Thanks to the Linux Foundation and groups such as the EFF, Free SSL certificates are now available and are easy to issue and deploy on your websites. The catch is that they’re only valid for 90 days, but utilities exist to manage and renew the certificates for you. If you don’t use SSL on your website, I encourage you to check out the Let’s Encrypt and Certbot websites for more information.
When I went to my site this afternoon, it showed an error stating my SSL certificate had expired. I recently (90 days ago) configured Certbot (https://certbot.eff.org/) through a cron-job to renew my certificates regularly so they don’t expire. But they did!
In case anybody else comes up with this issue, I’ve explained why it happened and my solution below.
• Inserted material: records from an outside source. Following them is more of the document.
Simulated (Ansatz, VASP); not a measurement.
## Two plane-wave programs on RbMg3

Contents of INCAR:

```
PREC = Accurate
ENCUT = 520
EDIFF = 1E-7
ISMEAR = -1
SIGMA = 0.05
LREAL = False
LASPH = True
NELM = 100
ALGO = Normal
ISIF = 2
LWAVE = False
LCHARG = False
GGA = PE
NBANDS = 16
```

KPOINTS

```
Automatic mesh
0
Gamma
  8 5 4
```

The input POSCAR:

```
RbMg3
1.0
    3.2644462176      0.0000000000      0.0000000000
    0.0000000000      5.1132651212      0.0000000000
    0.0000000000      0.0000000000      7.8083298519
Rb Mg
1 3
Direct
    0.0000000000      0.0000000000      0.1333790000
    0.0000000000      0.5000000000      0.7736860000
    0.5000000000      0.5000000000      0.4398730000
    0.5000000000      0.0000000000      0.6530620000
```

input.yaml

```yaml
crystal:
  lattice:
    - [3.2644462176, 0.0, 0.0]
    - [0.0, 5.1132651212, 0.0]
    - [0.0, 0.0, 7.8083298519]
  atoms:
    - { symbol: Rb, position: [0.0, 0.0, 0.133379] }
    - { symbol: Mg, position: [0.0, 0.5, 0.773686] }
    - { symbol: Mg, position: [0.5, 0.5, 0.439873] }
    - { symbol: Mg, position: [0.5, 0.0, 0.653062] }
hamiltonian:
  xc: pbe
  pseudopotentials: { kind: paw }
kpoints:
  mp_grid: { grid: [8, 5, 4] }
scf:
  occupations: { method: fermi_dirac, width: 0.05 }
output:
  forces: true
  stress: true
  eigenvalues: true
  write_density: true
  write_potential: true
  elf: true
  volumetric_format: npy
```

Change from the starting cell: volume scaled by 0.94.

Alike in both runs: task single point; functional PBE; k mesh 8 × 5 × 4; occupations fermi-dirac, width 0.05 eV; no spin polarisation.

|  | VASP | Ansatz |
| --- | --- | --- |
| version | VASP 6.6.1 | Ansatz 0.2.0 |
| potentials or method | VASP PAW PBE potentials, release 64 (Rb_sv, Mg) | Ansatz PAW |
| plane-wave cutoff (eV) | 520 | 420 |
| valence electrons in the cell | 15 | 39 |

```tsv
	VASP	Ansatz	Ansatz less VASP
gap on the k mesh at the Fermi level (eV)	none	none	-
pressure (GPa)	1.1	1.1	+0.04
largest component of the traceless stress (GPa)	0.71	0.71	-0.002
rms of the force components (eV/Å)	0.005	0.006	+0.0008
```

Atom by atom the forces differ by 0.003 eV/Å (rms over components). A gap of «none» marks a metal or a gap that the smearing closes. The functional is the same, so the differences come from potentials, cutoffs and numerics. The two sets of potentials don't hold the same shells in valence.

Running Certbot’s renew command from a bash shell looked as follows:
server:~$ sudo certbot renew Saving debug log to /var/log/letsencrypt/letsencrypt.log ------------------------------------------------------------------------------- Processing /etc/letsencrypt/renewal/jaypoc.com.conf ------------------------------------------------------------------------------- Cert not yet due for renewal The following certs are not due for renewal yet: /etc/letsencrypt/live/jaypoc.com/fullchain.pem (skipped) No renewals were attempted. server:~$
After some investigating, I found out that Certbot had actually successfully renewed my certificates, but my web server (Nginx) was still serving the old certificate. A simple reload of the web server and my site began serving up the valid certificate. I don’t know if Apache or other web servers would automatically detect the change and serve up the correct SSL certificate file, but if not, make sure they’re configured to refresh them upon change.